Rolvaag Memorial Library currently has two special collections on display on the third floor. The book collection of Jørgen Jensen sits at the entrance. Jensen was a Norwegian-American who donated over 100 books about the Nazi occupation of Norway to the library. He made this contribution less than a year before his death in 2015, and it has been on display since March 1, 2016. Many of the books are in Norwegian – only a few are written in English.
Jensen was a native of Norway and a science student at the University of Oslo on April 9, 1940, the day that the Nazis invaded Norway. The university did not close until 1943, when 1,250 students were arrested and 650 of those arrested were sent to concentration camps in Germany. Jensen eventually fled the country alone and found shelter in Sweden with other Norwegian refugees, many of whom were students at Oslo as well.
In 1948, he came to the United States and settled in Maryland. Jensen’s collection contains diaries and historical accounts of the war and of important Norwegian figures during the Nazi occupation of Norway. Special Collections Librarian Aimee Brown was contacted by Jensen himself, who expressed his wish to donate his collection to the library, though he had no personal ties with the college. He had heard about St. Olaf’s Kierkegaard Library and other special collections, including that of the Norwegian American Historical Association. Brown reflected on her experience of curating the collection for the display.
“Though there is limited space in the front display, I tried to select the books that had the most visually interesting covers, so that students can get a feeling for the Norwegian experience of the war, even if they can’t necessarily read Norwegian,” Brown said.
Students can check out these books by asking one of the librarians. The display will be up until May.
The second special collection currently on display is the diary of Petter Moen, who was a writer for the underground press of the Norwegian resistance movement during the Nazi occupation. He was arrested by the Gestapo in 1944 for his involvement in the resistance and imprisoned in Oslo. During his imprisonment, he used a pin from the blackout curtains to make raised dots in sheets of toilet paper, creating a diary that he could only write after dark so that the guards would not know. After each chapter, he would roll the sheets up and hide them under the floorboard.

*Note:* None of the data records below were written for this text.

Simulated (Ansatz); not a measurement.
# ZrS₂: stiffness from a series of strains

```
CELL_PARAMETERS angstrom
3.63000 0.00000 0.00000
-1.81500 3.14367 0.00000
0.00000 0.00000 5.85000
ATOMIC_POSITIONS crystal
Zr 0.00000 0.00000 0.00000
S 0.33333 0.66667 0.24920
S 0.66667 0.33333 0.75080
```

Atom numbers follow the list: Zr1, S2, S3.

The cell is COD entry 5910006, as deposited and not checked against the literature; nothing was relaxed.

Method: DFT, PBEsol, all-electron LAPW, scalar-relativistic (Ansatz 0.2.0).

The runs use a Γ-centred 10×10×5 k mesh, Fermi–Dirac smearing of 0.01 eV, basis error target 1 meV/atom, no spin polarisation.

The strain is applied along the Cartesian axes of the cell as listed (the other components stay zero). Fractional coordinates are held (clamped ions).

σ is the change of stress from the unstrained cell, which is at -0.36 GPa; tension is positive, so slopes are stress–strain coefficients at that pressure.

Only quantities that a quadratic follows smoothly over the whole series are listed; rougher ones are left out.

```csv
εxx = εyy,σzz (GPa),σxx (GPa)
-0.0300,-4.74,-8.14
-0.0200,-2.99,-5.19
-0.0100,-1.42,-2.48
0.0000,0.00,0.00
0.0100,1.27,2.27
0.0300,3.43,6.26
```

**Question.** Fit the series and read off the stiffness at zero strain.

Before his death 1944 on the way to a concentration camp in Westphalen, Germany, Moen told fellow prisoners about the diary he left behind in the prison. After the war ended, one of the men informed the Norwegian police about the existence of the diary and they pried up the floorboard to reveal Moen’s several scrolls of toilet paper. The diary was published in 1949 in Norwegian and in English two years later. Brown was contacted by Hans Magnus Aus and Berit Aus – the children of Moen’s brother’s friends – who wished to donate part of the diary to St. Olaf in 2015. Aus was given two pages of the diary as a gift from Hans Moen, Petter Moen’s brother. They were connected with the college through the Norwegian American Historical Association.
To see the documents outside of the display near the reference room, make an appointment with Brown. There are additional copies of Moen’s complete diary in both English and Norwegian, which students can check out from the library.